The payload bay doors consisted of port and starboard doors hinged at each side of the mid fuselage. They were 18.5m long and had a gross area of 144 m2. Each door was made up of four segments, each of them resting on 12 hinges. The doors were held closed by a total of 33 latches, consisting of 16 bulkhead latches (eight forward and eight aft) and 17 payload bay door centerline latches. The doors were composed of a lightweight graphite-epoxy composite material (KMU-4E) that was much lighter than the D-16 aluminum alloy used in most of Buran’s airframe. At a later stage it was supposed to have been replaced by an even lighter material called KMU-8. The total mass of Buran’s doors was 1,625 kg, which was 620 kg lighter than the mock-up aluminum doors built for the BTS-002 vehicle that flew the atmospheric approach and landing tests. The doors also served as a strongback for the radiator panels that allowed heat rejection in orbit.

The aft fuselage (KhChF) was 3.6 m long, 5.5 m wide, and 6 m high. It housed the Combined Engine Installation with its orbital maneuvering engines and steering

thrusters, the Auxiliary Power Units, the hydraulic system, and a pressurized equip­ment bay. On the outside were attach points for the tail, the body flap, the wings, and the brake chute.

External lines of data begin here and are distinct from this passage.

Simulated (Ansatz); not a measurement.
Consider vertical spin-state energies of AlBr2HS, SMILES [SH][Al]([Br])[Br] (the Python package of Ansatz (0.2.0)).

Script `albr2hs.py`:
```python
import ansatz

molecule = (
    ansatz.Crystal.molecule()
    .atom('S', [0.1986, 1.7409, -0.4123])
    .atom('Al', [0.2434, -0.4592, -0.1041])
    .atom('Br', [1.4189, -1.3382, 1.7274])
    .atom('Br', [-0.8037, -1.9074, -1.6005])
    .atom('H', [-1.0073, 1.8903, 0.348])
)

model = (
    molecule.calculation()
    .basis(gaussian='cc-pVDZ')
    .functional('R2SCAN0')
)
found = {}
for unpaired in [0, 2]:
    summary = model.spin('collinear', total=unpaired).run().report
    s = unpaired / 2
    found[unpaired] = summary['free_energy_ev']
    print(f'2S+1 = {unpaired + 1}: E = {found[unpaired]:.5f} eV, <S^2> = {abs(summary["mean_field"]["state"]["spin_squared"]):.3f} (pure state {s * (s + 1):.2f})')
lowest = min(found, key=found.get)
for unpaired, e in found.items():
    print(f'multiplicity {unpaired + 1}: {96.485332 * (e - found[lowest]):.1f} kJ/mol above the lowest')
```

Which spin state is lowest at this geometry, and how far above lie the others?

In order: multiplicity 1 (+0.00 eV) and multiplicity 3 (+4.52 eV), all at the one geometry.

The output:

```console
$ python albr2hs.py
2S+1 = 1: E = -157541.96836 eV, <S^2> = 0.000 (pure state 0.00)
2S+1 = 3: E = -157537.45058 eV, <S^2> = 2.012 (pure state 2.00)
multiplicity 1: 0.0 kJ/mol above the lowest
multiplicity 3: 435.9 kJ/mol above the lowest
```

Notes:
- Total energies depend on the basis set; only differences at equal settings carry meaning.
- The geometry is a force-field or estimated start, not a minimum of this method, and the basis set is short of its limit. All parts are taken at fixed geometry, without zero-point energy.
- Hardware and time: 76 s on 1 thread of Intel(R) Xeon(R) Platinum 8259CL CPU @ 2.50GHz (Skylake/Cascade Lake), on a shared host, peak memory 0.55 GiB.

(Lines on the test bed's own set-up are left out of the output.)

Buran’s double-delta wings provided aerodynamic lift and control of the vehicle during atmospheric flight. The vehicle’s lift-to-drag ratio was 1.3 during the hyper­sonic phase of re-entry and 5.6 at subsonic speeds. Wingspan was 23.92 m and total area 250 m2 (virtually identical to the values for the Space Shuttle Orbiter). The wings had a 45° degree sweep on the inner leading edge and a 79° sweep on the outer (vs. 45° and 81° on the Shuttle Orbiter). The wings were positioned slightly more forward on the fuselage than those of the Space Shuttle, helping to adjust the vehicle’s center of gravity in the absence of heavy, aft-mounted main engines.

Elevons provided pitch and roll control during atmospheric flight. They were divided into two segments for each wing, with each segment being supported by three hinges. Pitch control was achieved by deflecting all elevons in the same direction (elevator function) and roll control by deflecting the left-wing and right-wing elevons in opposite directions (aileron function). Each elevon traveled 35 degrees up and 20 degrees down (compared with 40° and 25° for the Space Shuttle Orbiter).

The tail (or “vertical stabilizer’’) consisted of a structural fin surface and a two-part rudder/speed brake. Its total area was 39 m2 and that of the rudder/speed brake 10.5 m2. As on a conventional airplane, the rudder provided yaw control when both panels were deflected left or right, but by splitting each of its two panels into two halves it also acted as a speed brake, a feature unique to rapidly descending gliders such as Buran and the Shuttle. The segments could be deflected in the same direction for rudder control of plus or minus 23° (27° on the Orbiter) and the halves could be moved in opposite directions for speed brake control for a maximum of about 43.5° each (49.3° on the Orbiter).

An aerodynamic surface not seen on conventional airplanes is the body flap, attached to the bottom rear of the aft fuselage. With a maximum deflection angle of 30°, it provided pitch control trim to reduce elevon deflections [10].